Henry's Reappointment Evaluations
The “Smoking Gun”
I recently showed my documents to a friend who is in academia and knows CTS very well. When I pointed to Henry’s first reappointment evaluation that he gave me the night of January 2, 2003 and then showed her his revised version of that evaluation that came more than a week later, she said, “O, my gosh. I don’t believe it. This can’t be true.”
The revised version is the “smoking gun” in this case—revised after I exercised my rights to see my colleagues’ evaluations of me. As I’ve stated above, instead of 2 positive quotes he now had 15, and on the negative side, he conceded that most of the quotes were written by 2 individuals (whose comments, I know, could have only been written by an administrator and another individual who is not a full-time professor).
Why was the first evaluation so negatively biased? Only Henry can answer that. One attempt to explain it was to claim that often rough drafts of evaluations are initially given to the faculty member and they are changed after the individual is permitted to have input. But in this case, I immediately wrote back with strong evidence showing student evaluations were much better than he had indicated; he didn’t even acknowledge my letter, much less change his assessment.
There were other issues that I challenged, but he made no changes to reflect my input. He changed only the section on colleagues’ evaluations—presumably because I asked for the originals (which he typed up), and he knew I would immediately see his very obvious negatively biased overview of them.
Henry said at one point that in the revised version he came to a different conclusion, basing that statement on slightly different wording in the conclusion. I believe the conclusions were the same in both the original and revised versions. On this point I’m in agreement with Neal. Neal emailed me (1-14-03), saying, “VP DeMoor adjusted the body of his evaluation, but not his conclusion.”

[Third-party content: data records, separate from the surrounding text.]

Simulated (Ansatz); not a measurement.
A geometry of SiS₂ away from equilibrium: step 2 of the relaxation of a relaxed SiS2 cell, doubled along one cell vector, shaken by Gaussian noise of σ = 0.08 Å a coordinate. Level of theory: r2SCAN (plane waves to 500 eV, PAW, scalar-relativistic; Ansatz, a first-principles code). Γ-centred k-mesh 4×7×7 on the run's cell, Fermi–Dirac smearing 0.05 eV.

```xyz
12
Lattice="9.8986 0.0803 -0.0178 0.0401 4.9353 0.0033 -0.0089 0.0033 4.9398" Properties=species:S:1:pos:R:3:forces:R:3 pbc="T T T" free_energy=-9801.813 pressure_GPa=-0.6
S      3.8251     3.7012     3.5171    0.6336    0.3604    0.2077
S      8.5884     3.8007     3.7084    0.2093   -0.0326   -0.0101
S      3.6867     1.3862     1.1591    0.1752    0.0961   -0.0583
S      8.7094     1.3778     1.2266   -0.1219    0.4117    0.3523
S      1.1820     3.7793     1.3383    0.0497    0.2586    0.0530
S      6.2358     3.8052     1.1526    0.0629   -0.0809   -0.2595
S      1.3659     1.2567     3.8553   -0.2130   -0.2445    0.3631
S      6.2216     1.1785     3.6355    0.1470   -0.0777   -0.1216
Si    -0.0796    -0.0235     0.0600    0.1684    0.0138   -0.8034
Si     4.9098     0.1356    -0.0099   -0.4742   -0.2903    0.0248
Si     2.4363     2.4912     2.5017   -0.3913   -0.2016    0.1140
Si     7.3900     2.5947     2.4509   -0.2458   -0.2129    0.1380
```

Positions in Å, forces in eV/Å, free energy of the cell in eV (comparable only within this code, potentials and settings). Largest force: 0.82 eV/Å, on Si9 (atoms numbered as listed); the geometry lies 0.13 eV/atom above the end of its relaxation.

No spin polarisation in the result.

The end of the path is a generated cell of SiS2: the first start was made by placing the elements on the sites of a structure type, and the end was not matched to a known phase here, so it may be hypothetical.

This raises another aspect of this “smoking gun.” When Neal saw such a significant change in the 2nd version of the reappointment evaluation, why didn’t he question Henry regarding his original negative bias? That’s an important question.
It points to my belief that Neal was involved in the negatively biased evaluation from the very beginning. And, not just Neal but also Duane who I believe was in on this ordeal from day one.
You certainly have your own priorities in mind, and not those of the church.